Are STEM majors worth it?

On the earnings data, yes. STEM is the highest-paying category, averaging about 77,500 dollars four years out, and even its lower-paying fields out-earn most majors elsewhere. The main caveat is fit: the coursework is demanding, so genuine interest matters.

Which STEM major pays the most?

Engineering technology leads at about 94,000 dollars four years out, with computer science close behind near 92,000. Engineering follows around 87,000. The gap between the top and bottom STEM fields is real but the whole category pays well.

Do STEM majors have good job growth?

Several do. Computer science and mathematics both pair top-tier pay with roughly 10 percent projected job growth, among the strongest combinations of pay and demand in any category.

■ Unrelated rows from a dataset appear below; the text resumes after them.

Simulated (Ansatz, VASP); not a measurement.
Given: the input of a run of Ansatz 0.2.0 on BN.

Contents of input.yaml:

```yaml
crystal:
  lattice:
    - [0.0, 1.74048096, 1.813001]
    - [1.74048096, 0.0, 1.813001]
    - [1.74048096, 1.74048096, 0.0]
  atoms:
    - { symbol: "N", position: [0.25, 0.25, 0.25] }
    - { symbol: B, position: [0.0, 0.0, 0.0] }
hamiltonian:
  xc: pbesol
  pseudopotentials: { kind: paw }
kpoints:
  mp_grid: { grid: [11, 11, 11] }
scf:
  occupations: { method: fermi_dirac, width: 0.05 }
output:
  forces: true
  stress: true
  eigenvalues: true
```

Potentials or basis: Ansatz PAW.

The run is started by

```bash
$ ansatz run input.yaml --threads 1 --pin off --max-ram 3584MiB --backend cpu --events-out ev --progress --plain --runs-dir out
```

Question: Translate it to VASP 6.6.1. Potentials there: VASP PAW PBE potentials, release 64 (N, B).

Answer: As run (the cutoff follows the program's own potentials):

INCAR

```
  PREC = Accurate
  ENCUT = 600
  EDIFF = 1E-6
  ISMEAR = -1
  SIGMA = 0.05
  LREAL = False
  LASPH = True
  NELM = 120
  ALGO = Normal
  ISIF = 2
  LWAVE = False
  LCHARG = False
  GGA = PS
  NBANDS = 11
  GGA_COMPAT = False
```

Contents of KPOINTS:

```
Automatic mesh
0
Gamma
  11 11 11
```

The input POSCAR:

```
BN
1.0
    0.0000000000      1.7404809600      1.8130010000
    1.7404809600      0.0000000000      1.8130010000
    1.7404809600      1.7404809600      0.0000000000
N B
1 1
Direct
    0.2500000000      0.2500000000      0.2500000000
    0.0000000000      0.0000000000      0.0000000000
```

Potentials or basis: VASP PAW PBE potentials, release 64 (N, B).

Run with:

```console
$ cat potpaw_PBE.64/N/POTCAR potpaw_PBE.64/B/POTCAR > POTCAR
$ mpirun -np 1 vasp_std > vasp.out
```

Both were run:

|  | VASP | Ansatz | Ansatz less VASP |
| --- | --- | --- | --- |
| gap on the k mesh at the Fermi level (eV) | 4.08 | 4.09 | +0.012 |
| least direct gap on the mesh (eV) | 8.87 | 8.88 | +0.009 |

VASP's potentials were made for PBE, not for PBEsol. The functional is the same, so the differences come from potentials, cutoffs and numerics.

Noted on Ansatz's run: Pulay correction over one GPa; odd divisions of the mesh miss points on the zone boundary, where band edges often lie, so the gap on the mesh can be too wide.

What is the lowest-paying STEM major?

Physical sciences sits at the lower end of STEM, around 65,000 dollars four years out. That is still higher than the average for most other categories, which is what makes STEM's floor so notable.

Is computer science a good major?

By the numbers, it is one of the best: about 92,000 dollars four years out paired with roughly 10 percent job growth. Few fields combine pay and demand as strongly, though the coursework and competition are demanding.

Do you need to be a genius for STEM?

No, but the coursework is rigorous and builds on itself, so consistent effort and genuine interest matter more than raw talent. Students who enjoy problem-solving and stick with the math sequence tend to do well.